Universal Design for Learning (UDL) is a recent movement to develop a world that is accessible and usable to a greater proportion of the population, including those with disabilities. Likewise, UDL deals with removing physical barriers to educational materials; for example, providing alternative accessible textbooks to students with disabilities. However, UDL also works to remove intellectual barriers.

UDL is a framework for designing classroom lessons so that they are advantageous to all learners. Its aim is to allow for a wide range of students to be supported and encouraged in developing enthusiasm for their studies. In order to accomplish this goal, the UDL program advocates that flexible materials, techniques, and strategies be used in the classroom, so that these items can be individualized for the specific student. For example, UDL includes both the need for instructors to present information in multiple ways, and the allowance that students be able to show their knowledge in multiple ways.

For more information on UDL in education, you may refer to Universal Design in Education: Teaching Non-Traditional Students. We have included some of the key points below.

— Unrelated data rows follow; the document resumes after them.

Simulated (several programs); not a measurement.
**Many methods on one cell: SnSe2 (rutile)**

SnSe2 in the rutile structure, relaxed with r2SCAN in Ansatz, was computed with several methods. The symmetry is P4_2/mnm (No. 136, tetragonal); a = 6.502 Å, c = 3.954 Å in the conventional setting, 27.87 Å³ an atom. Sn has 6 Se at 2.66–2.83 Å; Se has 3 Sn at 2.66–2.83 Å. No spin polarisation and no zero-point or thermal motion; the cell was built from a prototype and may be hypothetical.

  • To make sure that different learning styles are accommodated, offer class information both visually (on the blackboard, for example) and aloud. Also, offer materials in redundant media. Because many classroom materials are prepared using computers, make curricula and hand outs available to students on request or on a course web page. This allows each student to customize these materials for his/her own use (for example, making a large print version). It may also be useful to make these same materials accessible on a course website so that students can use their personal adaptive equipment. For example, eReader from the Center for Applied Special Technology pronounces the documents and highlights the text to provide student assistance.
  • In addition to making the material available in different media, allow the students to interact with the course materials in different ways. For example, students can respond to prompts by speaking the answer, or by writing or typing it. Students should also be able to modify the appearance of the materials (e.g., size, font, background colors, and the speed of their learning).
  • Allow students to comprehend and learn the material in different settings. This may include giving the option of independent or group work, or allowing students to demonstrate their knowledge by applying concepts to other, more practical situations (like calculating batting averages to demonstrate knowledge of adding and dividing). Listservs are also a good learning tool—some students may prefer a listserv with instructor participation where they can post questions and comments to be answered by the instructor, while others may benefit from a peer-sponsored listserv, dependent on student-only interaction and help.
  • Educators should become aware of possible cultural differences with their students, and how these differences might affect the students’ education. For example, educators should look at the relative importance of academic work vs. family needs, and individual vs. group achievements. Every educator has biases based on his/her own culture and upbringing, but students from other cultural traditions with different values may need occasional flexibility and understanding.
  • Evaluations of students should also be multifaceted, with many options for students to demonstrate mastery of the material. For example, traditional tests and term papers should be mixed with group activities, community activities, and portfolios. This provides opportunities for success for a variety of learning styles.
  • Educators should take advantage of technology that makes distance learning an option. For some, attending class in person is inconvenient or impossible. Broadband communications, e-mail, and the web make distance learning a more viable possibility; therefore, instruction should be offered and student work should be accepted from a distance if necessary.
  • Make sure that students are aware of the availability of digitized e-books. These books are valuable for certain distance learning students, as well as students who are blind or have dyslexia.
  • Recognize that students may have improved speed and accuracy with dictation, for example, instead of traditional writing or typing. Computer speech recognition can be used to convert dictation into text with accuracy.
  • Materials should be translated into other languages if needed by students. To accomplish this, computer software can be used to obtain a “draft quality” translation, which can then be polished by a colleague fluent in the language.
  • Flexibility in physical accommodation is important. Make sure that the classroom is accessible, and select desks and chairs that are movable rather than fixed.